Public Services > Devolved

Edinburgh raises questions over CGI performance

David Bicknell Published 29 August 2017

Governance, Risk and Best Value committee meeting today sets up workshop to discuss options following concerns highlighted in ICT Programme report

 

The City of Edinburgh Council (CEC) is to set up a workshop to investigate the current programme of works within ICT in the city, including the relationship with ICT partner CGI which came under some scrutiny at a Governance, Risk and Best Value committee meeting held this morning.

It follows the publication of a report by the council “ Status of the ICT Programme ” discussed at this morning’s meeting which raises some criticism of the service being delivered by CGI, whether the service has improved and what contractual remedies are open to the council over the CGI relationship.

News of the report and CEC’s scrutiny of the CGI relationship in light of the report’s conclusions, is hardly ideal timing for CGI, which is also trying to conclude a deal with nearby Glasgow under the framework contract CGI has with Edinburgh.

The council discussed some of the issues with CGI briefly this morning but decided because of commercial confidence not to go into too much detail, preferring to discuss them at a workshop in the near future.

The report, however, does suggests that there have been some problems in the relationship, though it points out that CGI’s performance has improved.

The report says, “From January 2017, there have been some improvements in the CGI performance, service has improved with very few critical faults, down to an average of 4 per month, the change backlog has reduced by 40% and some projects have been delivered or are progressing to plan e.g. Libraries, Parent Pay, Room Bookings, and Local Area Network (LAN) upgrade.

“However, CGI are still underperforming in numerous areas and consequently council staff are investing a large amount of time and effort in getting the programme back on track.”
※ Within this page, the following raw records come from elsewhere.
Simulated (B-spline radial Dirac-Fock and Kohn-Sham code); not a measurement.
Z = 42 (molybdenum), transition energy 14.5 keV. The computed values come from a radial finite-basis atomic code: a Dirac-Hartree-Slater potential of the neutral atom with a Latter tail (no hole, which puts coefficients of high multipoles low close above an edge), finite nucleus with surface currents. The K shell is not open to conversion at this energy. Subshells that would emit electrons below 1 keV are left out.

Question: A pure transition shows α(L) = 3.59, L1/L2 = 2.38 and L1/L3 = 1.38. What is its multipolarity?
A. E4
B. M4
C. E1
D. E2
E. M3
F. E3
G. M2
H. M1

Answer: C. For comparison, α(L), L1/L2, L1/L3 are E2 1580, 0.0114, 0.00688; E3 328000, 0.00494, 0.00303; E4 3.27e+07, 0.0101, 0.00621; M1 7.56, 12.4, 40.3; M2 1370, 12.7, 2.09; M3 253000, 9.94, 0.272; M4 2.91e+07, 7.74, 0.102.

The report suggests that most of its major programmes are at least 12 months late and there are several still in a state of re-plan which is impacting its ability to transform services. It adds that “there are still some areas of delivery that require resolution, for example the service desk experience needs to dramatically improve.”

The report says that since the contract commenced CGI have underperformed on the contractual commitments. Transformation programmes have missed the original delivery dates, and in some cases a revised delivery date, meaning that the council has been unable to realise the benefits and/or savings envisaged.

The report says there have been “numerous senior management meetings with CGI regarding their overall performance and there have been several legal letters on the same subject. On every occasion, CGI, have committed to improve their overall performance and there have been some improvements but not at the pace the contract specifies or the council requires.”

However, the report points out that CGI has made progress in delivering upon the community benefit outcomes included as part of the contract. Over the initial term, the Community Benefits aspect of the contract provided an obligation on CGI’s behalf to create 220 jobs, 60 Modern Apprenticeships as well as investing in Community outcomes such as volunteering, and funding under privileged children into Higher Education.

CGI also pledged to channel 25% of all contract spend via locally based small to medium enterprises (SMEs) and to provide funding for Edinburgh based new business start-ups and digital inclusion programmes. So far, the report says, CGI has created around 118 jobs and 22 Modern Apprenticeships, as well as sponsoring two students through degree courses with more funding being provided for a new cohort in 2017/18.

The report added that spending with Edinburgh based SMEs is on track at currently 18%. CGI has also provided funding to the Lord Provost’s One City Trust, a ‘Computational Thinking’ initiative supporting the training of Primary School teachers to become advocates of digital communication and IT literacy, as well as initiatives to improve digital inclusion via Tap Into IT, ACE IT and the Digital Skills Academy.

In the committee meeting, the council’s executive director of resources Stephen Moir said, “We’re trying to present both a fair and a balanced position. It’s fair to say that there has been some progress with our external ICT supplier. But as you’ll also see from the report there are also areas where performance is not meeting our expectations and is not delivering the services benefits we would have anticipated.”

Bruce Strang, chief information officer and Head of ICT, speaking about the commercial levers the council has with CGI, said, “Because we still have a large amount of programme activity, I am keeping those levers in play for now, because I want to keep them motivated on delivering those programmes. Realistically because we’re behind, we could call them in at any point, should we desire. But there are other commercial considerations which we’ll talk through in the workshop that we’re holding on the table and but we could actually claim those at any point in time.”

A council spokesperson said: “Delays have been experienced across several ICT infrastructure projects since the beginning of the contract with CGI, which we are working hard with them to address.  From the start of this year there have been improvements in performance against the contract and we will continue to apply robust governance arrangements, at a senior level, to ensure that delivery against the contract continues to improve.” 

“Despite these transitional issues, several key projects have been delivered or are progressing well, including the end user computer project and Local Area Network (LAN) upgrade, as part of the CGI contract, which is set to save the council at least £6m a year.”